Not all mortgage applications are approved and can be declined for a whole number of reasons. Ranging from the applicant such as affordability or credit, down to the property they are buying. But we are going to focus purely on the property side of mortgage declines and in particular mortgage applications for property purchases in the Hull area. This blog is not to scare anybody, simply to help you better understand the mortgage review process and help you avoid some of these pitfalls when you next apply for a mortgage for a property in Hull. 
 
So, what are these risks and how can you avoid them? Well take them each in turn, explaining them and well provide you with tips on how to work around them. 

Hull is considered a flood risk area since 2007 

Despite the flood taking place 19 years ago now, Hull is still considered a flood risk area by some lenders despite the extensive flood alleviation work carried out by the local councils to make sure it never happens again. Some lenders (who we wont name) are still using a database that has Hull considered a flood risk area when they assess properties to lend on. They check this database to help decide before they even value the property. So, before the lender has even taken a look at the property they will decline the issue. 
 
Now, you can work around this point if you are using an independent mortgage adviser who can appeal this decision with supporting evidence, but some lenders make this a final decision. With a little research your adviser can find out which lenders are using this outdated database to work around it or prepare for the questions to follow or avoid that lender all together. 

Large investor saturation (lack of homeowners) in some areas 

Some areas of Hull have a high saturation on investor-owned properties rather than being homeowner owned. This may seem like an insignificant issue to most, but lenders always look at worst case scenario which is ‘can they get their money back if you fail to make your payments?’ If there is little demand in that area for home ownership because there are too many investment properties in that area, they feel they may struggle to sell the property for its full value quickly in the event they need to if their only available market is investors rather than investors and homeowners. 
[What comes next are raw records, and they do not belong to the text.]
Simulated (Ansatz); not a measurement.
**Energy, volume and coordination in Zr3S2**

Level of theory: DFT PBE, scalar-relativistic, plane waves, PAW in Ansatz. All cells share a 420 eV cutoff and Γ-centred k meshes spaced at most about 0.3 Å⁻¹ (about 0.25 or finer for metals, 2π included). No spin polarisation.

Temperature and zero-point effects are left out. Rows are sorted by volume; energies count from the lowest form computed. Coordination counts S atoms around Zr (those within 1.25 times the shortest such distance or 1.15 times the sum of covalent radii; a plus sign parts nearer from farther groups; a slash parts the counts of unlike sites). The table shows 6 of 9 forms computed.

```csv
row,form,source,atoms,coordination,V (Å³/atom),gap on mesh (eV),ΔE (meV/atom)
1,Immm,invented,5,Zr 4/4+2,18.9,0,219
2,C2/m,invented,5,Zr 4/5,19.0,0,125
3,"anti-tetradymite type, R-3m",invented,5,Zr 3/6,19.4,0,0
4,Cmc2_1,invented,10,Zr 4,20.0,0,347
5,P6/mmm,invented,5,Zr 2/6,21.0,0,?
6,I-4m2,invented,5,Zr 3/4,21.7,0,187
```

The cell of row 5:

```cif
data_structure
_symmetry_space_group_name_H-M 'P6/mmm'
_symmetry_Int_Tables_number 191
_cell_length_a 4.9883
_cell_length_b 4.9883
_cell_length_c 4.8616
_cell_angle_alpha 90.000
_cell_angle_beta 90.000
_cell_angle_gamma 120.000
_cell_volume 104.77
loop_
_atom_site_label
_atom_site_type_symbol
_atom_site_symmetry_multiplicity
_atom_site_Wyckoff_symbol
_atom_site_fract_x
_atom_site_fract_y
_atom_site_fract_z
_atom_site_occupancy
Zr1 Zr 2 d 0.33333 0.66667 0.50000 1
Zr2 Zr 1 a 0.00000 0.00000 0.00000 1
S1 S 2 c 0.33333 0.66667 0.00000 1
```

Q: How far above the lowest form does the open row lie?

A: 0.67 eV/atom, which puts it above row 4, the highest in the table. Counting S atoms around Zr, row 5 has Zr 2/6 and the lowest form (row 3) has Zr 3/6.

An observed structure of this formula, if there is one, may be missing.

Lender may be over leveraged in that area 

In the past we have seen some lenders decline mortgage applications in the case that they hold mortgages over too many properties already within that postcode which leaves them too exposed for their liking. This is another point which leaves many people head scratching (advisers included) but these is explained by saying if that area was negatively impacted by a new development such as a new power plant being built close by or house prices plummeted in that area they may be stuck with many mortgages that cannot be repaid or properties that cannot be resold. 
 
Older properties in unhabitable conditions 
 
To obtain a mortgage on a property it must be classed as habitable by the valuer, and habitable from the day you complete on your purchase. That means it must be fit for you to live in from Day 1. It must have fully functioning amenities such as kitchen and bathroom and be safe to live in e.g. dry, clean and no risk of injury. If the property simply needs modernising but is functional, that is OK. But if the property needs multiple tradespeople to get the property into a habitable condition before you can move in, the application will be declined. 
 
We see this with several properties, mainly on the buy to let mortgage side of the sector as many investors buy older properties below market value and add value by completing a full refurbishment of them. But the state they buy the properties in isn’t fit for a mortgage. They will be post completion of the refurb work but not before. We see this in areas such as HU1, HU3 and HU5 where these properties were built pre-WW2. 

Article 4 areas 

Due to the high number of HMOs (Houses of multiple occupancy) in Hull, Hull City Council enforced the article 4 restriction. The Article 4 restriction restricts the conversion or letting of HMOs in certain areas due to the high number of them in that area already and to preserve that area for homeowners. These areas predominantly effect the streets surrounding Hull University and Hull Royal infirmary (Mainly HU5/6 and HU1). Now this mainly impacts investors and buy to let investors looking to buy or convert a house into a HMO, but best advice is to check the local council’s website to see if the property you are buying falls into that area before committing to buying it. If the property has historically been used as a HMO and you can evidence this you can be granted ‘grandfather rights’ which allows you to continue to use the property as a HMO as it has been used as one since before the article 4 was brought into effect. 

Short leases remaining 

There are not many leasehold houses in Hull, this mainly applies to flats and apartments usually. But Hull does have a large area of leasehold houses within HU5, just off Willerby Road. In West Hull. Buying a leasehold property is not too dissimilar from buying a freehold except the lender will look at how long is left on the lease when you are buying the property. The reason being is extending a lease can prove quite costly, so costly you may not want to extend it or the person buying your house from you won’t want too either. Lenders want to see at least 70 years left on the lease if they are to lend on the property as this is ample time to repay the mortgage in that time frame so the liability for them ends once you repay the mortgage and ample time for you to look to extend the lease. Anything less than 70 years will cause you an issue finding a lender to lend on the property, if they were to lend at all. 

Properties close to commercial units 

This ties into the point about lenders looking at worst case scenario and their ability to sell the property for full market value and fast if they need to repossess the property. Properties close to commercial units bring doubt that the property can be sold quickly and for full price if it is in close proximity to a commercial unit. When we say commercial unit, we mean anything that is used for business purposes rather than for residential. Mainly lenders do not like anything that runs during unsociable house such as bars, pubs and restaurants. Anything that lets off sound, heat and smell also so takeaways, factories and car garages etc. If you are thinking of buying a property near a commercial unit you want to be a considerable distance from the unit itself so that it does not impact your ability to sell the property. At the end f the street should be fine, but a couple of doors down may cause the lender to decline the application for the reasons we have covered.